Analysis

The global slowdown and what it means for markets

Today, I discuss the imminent global slowdown, what it implies for the Eurozone and the consequences for markets. We are currently witnessing an historical economic battle between the world's two superpowers, the US and China, which our China economist, Allan von Mehren, describes here. The escalation of the trade war has turned into an all-out economic war after the US blacklisted Huawei. In my view, this is a game changer for the global economy. The prospects of a modest, cyclical recovery in late Q2 and Q3, which I had expected until the escalation in trade tensions earlier this month, are dead in my view. Instead, I believe in a modest cyclical downturn in the coming months, but I do not believe the trade tensions will be enough to push the global economy into a recession. Currently, US tariffs and other countries' retaliation affect around 12% of total US and 8% of total Chinese goods trade, while the share of Eurozone and world trade affected remains small (2%). Theoretically, tariffs transfer income from consumers and producers to governments. The macroeconomic influence of tariffs depends on the ability of producers and consumers to substitute imported intermediate inputs and final goods, whether from different countries or domestic sources. Moreover, the impact of trade tensions on confidence and financial conditions is crucial, together with the policy response by governments and central banks.
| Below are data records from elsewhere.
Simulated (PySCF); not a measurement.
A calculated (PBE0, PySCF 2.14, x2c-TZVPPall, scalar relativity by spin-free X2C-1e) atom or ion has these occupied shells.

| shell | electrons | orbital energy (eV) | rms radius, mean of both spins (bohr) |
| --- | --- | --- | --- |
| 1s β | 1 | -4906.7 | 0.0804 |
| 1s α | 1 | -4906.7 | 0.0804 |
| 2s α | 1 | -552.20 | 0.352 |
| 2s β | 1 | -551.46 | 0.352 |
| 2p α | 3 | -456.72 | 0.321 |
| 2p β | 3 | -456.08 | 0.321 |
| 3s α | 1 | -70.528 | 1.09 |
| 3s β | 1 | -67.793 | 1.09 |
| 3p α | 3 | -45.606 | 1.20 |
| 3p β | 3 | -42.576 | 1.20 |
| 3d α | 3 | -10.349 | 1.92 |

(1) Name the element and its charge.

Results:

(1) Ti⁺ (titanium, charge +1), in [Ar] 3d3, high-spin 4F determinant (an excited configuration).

The IMF estimates that the impact of the trade war is most substantial in the short term, and it will in particular damage China as consumers, producers and policymakers take time to respond, while confidence and markets take a hit. The experience over the past year is that the trade war is hurting business confidence, manufacturing production and exports in China, with global spillover effects. Over the coming months, we expect the trade war will dominate easing by the Chinese authorities and the Chinese cycle will turn lower. I believe the trade war is starting to influence the US economy, as seen in Friday's manufacturing PMI, while US nonresidential investments are also softening. I expect a mild US downturn, as US financial conditions have just tightened marginally, while I believe there is a good chance that the Fed will begin cutting rates from late 2019. However, if Donald Trump pushes ahead with 25% tariffs on the remaining USD300bn of US imports from China, it will be a significant hit to the global economy.

Where does this leave the Eurozone? I had argued earlier that China holds the key to the Eurozone recovery (see here). With China slowing again, I believe that the common currency area will slow modestly. Meanwhile, European politics may also influence economic sentiment in the coming months. The risk of a no-deal Brexit has increased slightly as a more pro-Brexit prime minister is likely to replace Theresa May. However, the Conservatives are very divided and the more moderate Conservatives may still go a long way to avoiding a no-deal outcome. (See here for our latest comment). UK-linked companies have stockpiled goods in recent months, which has boosted business confidence, manufacturing production and trade in the UK in 2019. At some point, UK-linked companies may begin to reduce inventories, which could weigh on the Eurozone cycle, even if a no-deal Brexit is averted.

Meanwhile, the European elections today will influence the selection of the next EU Commission and ECB presidents and thereby the direction for Europe in the coming years. This week, we hosted a large Nordic summit where I had the pleasure to moderate a panel with four distinguished speakers discussing the question: ‘The future of the EU – more or less integration? The timing of this question is delicate as the Eurozone economy is way past the cyclical peak it reached in late 2017. Most panellists agreed that further economic and financial integration in the form of risk sharing between Eurozone member countries will be difficult before we reach a crisis stage. Instead, focus should be on national policies in terms of lifting productivity and overall growth. This also implies that the ECB will again have to play a central role in the next downturn, as it did during the crisis in 2010-12. The ECB naturally has less room to react this time given negative rates, a large balance sheet and political pressure. However, I believe we should be careful not to underestimate the ECB's ability and willingness to react if a downturn occurs, as it has bent the rules before.

What does the global slowdown mean for financial markets? For some time I have held the view that the USD will do well due to carry and US outperformance. The trade war itself should be US dollar-positive, but if at some point it triggers a response from the Fed, I believe USD strength will be over, particularly versus cyclical, risk-sensitive currencies such as the NOK, AUD and NZD. The markets are pricing central banks very dovishly and inflation expectations in the US and the Eurozone are at very depressed levels. I view the current dovish pricing of the central banks and inflation expectations as fair given the weakening global outlook and downside risks. I expect US and core-euro interest rates to remain at current low levels for the time being, with the risk tilted to the downside for US rates. Finally, I expect global equity markets to head lower given the weakening global outlook. That was all for today's comment.